Friday, January 23, 2026 - The restart of the world’s largest nuclear power plant has been suspended in Japan, just a day after operations resumed, with the operator saying it remains unclear when the issue will be resolved.
The Kashiwazaki-Kariwa Nuclear Power Plant had been shut
since the 2011 Fukushima disaster, but began restart procedures on Wednesday
after receiving final approval from regulators. On Thursday, however, its
operator, Tokyo Electric Power Company, said an alarm was triggered during
startup, forcing a halt to operations.
“An alarm from the monitoring system… sounded during the
reactor startup procedures,” the company said. Site superintendent Takeyuki
Inagaki told a news conference: “We don’t expect this to be solved within a day
or two. There is no telling at the moment how long it will take. We will for
now fully focus on trying to identify the cause of what happened.”

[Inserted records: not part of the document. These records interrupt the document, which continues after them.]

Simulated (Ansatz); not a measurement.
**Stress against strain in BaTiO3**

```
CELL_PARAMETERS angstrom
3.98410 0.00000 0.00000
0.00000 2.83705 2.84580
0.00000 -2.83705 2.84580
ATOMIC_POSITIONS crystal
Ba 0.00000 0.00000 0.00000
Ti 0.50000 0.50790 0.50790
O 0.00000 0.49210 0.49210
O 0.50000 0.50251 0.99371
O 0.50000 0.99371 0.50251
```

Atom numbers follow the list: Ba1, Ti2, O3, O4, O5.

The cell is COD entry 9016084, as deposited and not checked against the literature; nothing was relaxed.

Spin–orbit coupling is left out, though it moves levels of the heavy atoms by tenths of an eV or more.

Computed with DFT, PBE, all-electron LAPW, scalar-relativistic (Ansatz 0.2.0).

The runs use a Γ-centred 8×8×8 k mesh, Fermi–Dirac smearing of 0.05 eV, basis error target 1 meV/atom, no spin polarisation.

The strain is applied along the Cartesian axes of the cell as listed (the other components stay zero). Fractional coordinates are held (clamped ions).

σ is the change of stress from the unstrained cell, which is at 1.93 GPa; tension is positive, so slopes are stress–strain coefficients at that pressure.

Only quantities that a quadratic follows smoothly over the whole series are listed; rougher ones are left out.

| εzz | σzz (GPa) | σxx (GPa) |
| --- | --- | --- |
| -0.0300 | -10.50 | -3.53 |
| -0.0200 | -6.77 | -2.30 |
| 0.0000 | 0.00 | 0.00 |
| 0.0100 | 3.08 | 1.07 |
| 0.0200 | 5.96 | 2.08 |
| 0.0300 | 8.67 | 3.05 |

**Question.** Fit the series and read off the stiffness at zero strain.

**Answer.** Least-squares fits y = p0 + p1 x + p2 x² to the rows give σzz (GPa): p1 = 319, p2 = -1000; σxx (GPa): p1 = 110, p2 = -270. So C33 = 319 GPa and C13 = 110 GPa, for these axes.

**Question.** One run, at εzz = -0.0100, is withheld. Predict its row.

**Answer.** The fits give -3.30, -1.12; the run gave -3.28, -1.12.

TEPCO spokesperson Takashi Kobayashi said the alarm led
engineers to investigate malfunctioning electrical equipment. “Once it became
clear that it would take time, we decided to reinsert the control rods in a
planned manner,” he said, adding that the reactor “is stable and there is no
radioactive impact outside.”
Control rods regulate the nuclear chain reaction in a
reactor core, accelerating it when withdrawn slightly and slowing or stopping
it when fully inserted. The restart had already been delayed from Tuesday after
a separate technical issue related to rod removal was detected last weekend, a
problem TEPCO said was resolved on Sunday, January 18.
Kashiwazaki-Kariwa, located in Niigata prefecture, is the
largest nuclear power station in the world by potential capacity, although only
one of its seven reactors was involved in the restart. The facility was taken
offline when Japan suspended nuclear power nationwide after the earthquake and
tsunami in 2011 triggered meltdowns at the Fukushima Daiichi Nuclear Power
Plant.
Japan, which lacks natural energy resources, has moved to
revive nuclear power to cut fossil fuel dependence, meet rising electricity
demand linked to artificial intelligence, and achieve carbon neutrality by
2050. Kashiwazaki-Kariwa is the first TEPCO-run unit to attempt a restart since
2011, as the company continues decommissioning work at Fukushima Daiichi.
Public opinion in Niigata remains divided. A September
survey found around 60 percent of residents opposed the restart, while 37
percent supported it. “It’s Tokyo’s electricity that is produced in
Kashiwazaki, so why should the people here be put at risk? That makes no
sense,” said 73-year-old resident Yumiko Abe during a protest outside the plant
this week.
Earlier this month, seven groups opposing the restart
submitted a petition signed by nearly 40,000 people to TEPCO and Japan’s
Nuclear Regulation Authority, arguing the plant sits on an active seismic fault
zone and citing damage from a strong earthquake that struck the area in 2007.